Page history last edited by Jennifer Borgioli 13 years, 8 months ago

Ken O'Connor introduces himself (he has an aol.com email address and uses a Mac, background as a classroom teacher, currently lives in Canada, following European adventures, and sounds like an Australian)

 

Keynote - O'Connor.pdf (handouts)

 

Ken is opening with commentary on differences between Americans, Canadians, Brits, and Aussies - his approach today will be through story telling. Walked us through his use and support of story telling (slides 1-5).

 

Told several stories about learners experiencing difficulty with grades. Student rationalizing he didn't have to do odd problems because the night before he did all even and got them right; student who got a C one semester, meet with professor the following semester to get extra help - got an A. Wondered if A came from "face time" or increased content knowledge.

 

Issues in grading: achievement, evidence, calculation, learning

 

Tables broke off to tell their own stories about grading. Group members are telling their own stories (having table mates point at the person at their table with the "most compelling" story). He uses this strategy with many groups and classifies groups based on how well they cooperate. He scores us low (we weren't very cooperative, apparently). He only saw a few tables where someone was being pointed at with very enthusiastic pointing.

 

Story 1: College professor who says on day 1 only a handful will get A's, most will be B's, some will get C's and be kicked out. Speaker "only got a B+" and never learned why but the professor did push her farther and she learned more than in any other class. Ken talked about the use of the bell curve and an over-reliance on calculation and distribution, rather than achievement.

 

Story 2: 3rd grade story. Speaker did his very best on a test, handed it in, got it back with an F. Teacher then told him he was "stupid and will never be as good as your brother!". When he looked at his answer key, he realized he put the answers in the wrong order, but got them all right. Ken shared a story about being compared to his sisters when growing up.

 

Story 3: 3rd grade story. Speaker took a standardized test to determine who would be in accelerated reading group. She remembers the questions on the test. Realized other students in the room were asking questions so she went back and changed her answers. Her name appeared on the list to be an accelerated reader and she was so excited "to be smart" but didn't do well on first test in the accelerated class as she hadn't read the book in her previous reading class. Was pulled from accelerated class and told they made a mistake. The crowd went "awwww". Ken highlights issue of over-reliance on one measure, lack of quality evidence (problem with assessment.

 

Mentioned Ruth Sutten - assessment of learning

 

Grading is one of the most private things that teachers do - often act as independent contractors. We often do it 'because that's the way it's always been done."

 

Shared slide 13 - experiences of students at Thomas Jefferson High School for Science and Technology in Fairfax County.

 

Shared this thinking about the role of extrinsic versus intrinsic motivation. There is a critical need to discuss our purpose of grading. Shared quote (slide 16) “the primary purpose of . . grades . . . (is) to communicate student achievement to students, parents, school administrators, post-secondary institutions and employers.”

 

Slide 17 - Raised an "essential question" - this is our wiki so I'm going to comment that these aren't ESSENTIAL QUESTIONS! They're important but by no means essential. My essential question: Can we quantify learning? Now that's essential.

 

The Essential Question(s)

How confident are you that the grades students get in your school are:

* consistent

* meaningful, and

* supportive of learning?

 

Well, Angela and I don't have to do our session - he just said exactly what we're doing. Standards should drive the gradebook.

 

We need to get away from focusing on single subject grades (i.e math, reading, etc.) - if he ran the world, there wouldn't be single-subject grades until 11 and 12th and that's only because of intersection with college.

 

I went to refill my water bottle and missed some context because he was showing this:

Wow!

Got it!

Nearly there!

Oh no! Oops!

I get frustrated when we treat new learners as a bad thing. Being a novice or new is okay.

 

Ken's Big Ideas:

1. Base grades on, and provide grades for, the intended learning goals, which means very limited use of single subject grades.

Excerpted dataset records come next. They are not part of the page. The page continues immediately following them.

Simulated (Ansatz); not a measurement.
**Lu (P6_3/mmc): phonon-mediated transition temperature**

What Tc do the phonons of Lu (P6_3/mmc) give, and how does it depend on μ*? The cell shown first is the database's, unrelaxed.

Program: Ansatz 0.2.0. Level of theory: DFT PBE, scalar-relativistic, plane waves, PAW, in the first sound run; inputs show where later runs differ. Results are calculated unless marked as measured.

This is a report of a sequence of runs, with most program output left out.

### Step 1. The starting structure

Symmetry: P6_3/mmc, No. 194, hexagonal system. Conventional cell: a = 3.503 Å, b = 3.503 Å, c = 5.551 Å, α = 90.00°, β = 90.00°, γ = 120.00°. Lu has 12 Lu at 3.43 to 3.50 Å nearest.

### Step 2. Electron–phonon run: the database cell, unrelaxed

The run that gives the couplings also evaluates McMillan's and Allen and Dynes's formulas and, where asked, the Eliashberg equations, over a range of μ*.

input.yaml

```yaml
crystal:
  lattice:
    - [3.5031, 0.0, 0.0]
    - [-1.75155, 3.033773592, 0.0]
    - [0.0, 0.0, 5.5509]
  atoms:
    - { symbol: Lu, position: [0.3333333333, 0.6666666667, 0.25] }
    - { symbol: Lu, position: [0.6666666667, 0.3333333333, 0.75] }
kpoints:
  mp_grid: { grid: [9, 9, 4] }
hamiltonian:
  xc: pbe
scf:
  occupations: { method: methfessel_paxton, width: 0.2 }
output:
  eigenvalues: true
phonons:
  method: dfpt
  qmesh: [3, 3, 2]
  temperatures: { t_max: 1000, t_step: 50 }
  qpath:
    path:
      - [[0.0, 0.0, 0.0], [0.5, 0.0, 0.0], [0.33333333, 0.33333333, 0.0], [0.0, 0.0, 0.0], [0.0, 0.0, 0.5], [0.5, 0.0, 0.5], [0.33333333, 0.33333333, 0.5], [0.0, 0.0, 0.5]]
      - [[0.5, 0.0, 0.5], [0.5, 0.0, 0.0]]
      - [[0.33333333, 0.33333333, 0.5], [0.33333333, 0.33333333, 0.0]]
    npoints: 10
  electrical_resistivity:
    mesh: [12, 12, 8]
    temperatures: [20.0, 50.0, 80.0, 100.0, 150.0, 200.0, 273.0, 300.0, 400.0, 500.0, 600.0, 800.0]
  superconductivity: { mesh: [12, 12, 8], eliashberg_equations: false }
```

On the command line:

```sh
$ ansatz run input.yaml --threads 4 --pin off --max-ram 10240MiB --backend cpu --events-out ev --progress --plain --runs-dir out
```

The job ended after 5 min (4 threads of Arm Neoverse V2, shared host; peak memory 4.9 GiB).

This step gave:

2. Use performance standards with a limited number (2-7) of clearly described levels which means no use of a percentage scale.

3. Limit the student attributes included in grades to Individual ACHIEVEMENT, which means no penalties and no bonuses.

4. Grade performance, learn from practice. Comment only no mark formative assessment and homework has little or any place in grades.

5. Grade in pencil, which means new evidence replaces old evidence and grades cannot be determined only numerically.

6. Don’t be a mean teacher -  “crunch” numbers carefully, if at all, which means no zeros, no percentages, and acknowledging that grading is primarily an exercise in professional judgment.

 

Enduring Understandings

1. There are no right grades only justifiable grades.

2. Nothing really changes till the grade book and the report card both change.

 

Fixes for ingredients that distort achievement:

1. Don’t include student behavior (effort, participation, etc) in grades; include only achievement.

2. Don’t reduce marks on ‘work’ submitted late; provide support.

3. Don’t give points for extra credit or use bonus points; seek evidence of a higher level of achievement

4. Don’t punish academic dishonesty with reduced grades; apply behavioral consequences and reassess.

5. Don’t consider attendance in grade determination; record only absences.

6. Don’t include group scores in grades; use only individual achievement evidence.

 

Fixes for low quality or poorly organized evidence

7. Don’t organize information around assessment methods; use standards/learning goals.

8. Don’t assign grades using inappropriate or unclear performance standards; provide clear descriptions.

9. Don’t assign grades based on student’s achievement compared to other students; use absolute standards.

10. Don’t rely on evidence from assessments that fail to meet standards of quality; check against standards.

 

Fixes for inappropriate number crunching

11. Don’t be a ‘mean’ teacher relying on ‘the average’ - consider other measures of central tendency.

12 Don’t include zeros as a reflection of lack of achievement or as punishment; use alternatives, such as Incomplete.

 

Fixes to support the learning process

13. Don’t use information from formative assessments and practice to determine grades; use only summative evidence.

14. Don’t accumulate evidence over time and use all of it when learning is developmental and will grow with time and repeated opportunities; emphasize recent achievement.

15. Don’t leave students out of the grading process- they can play key roles that promote achievement; involve students.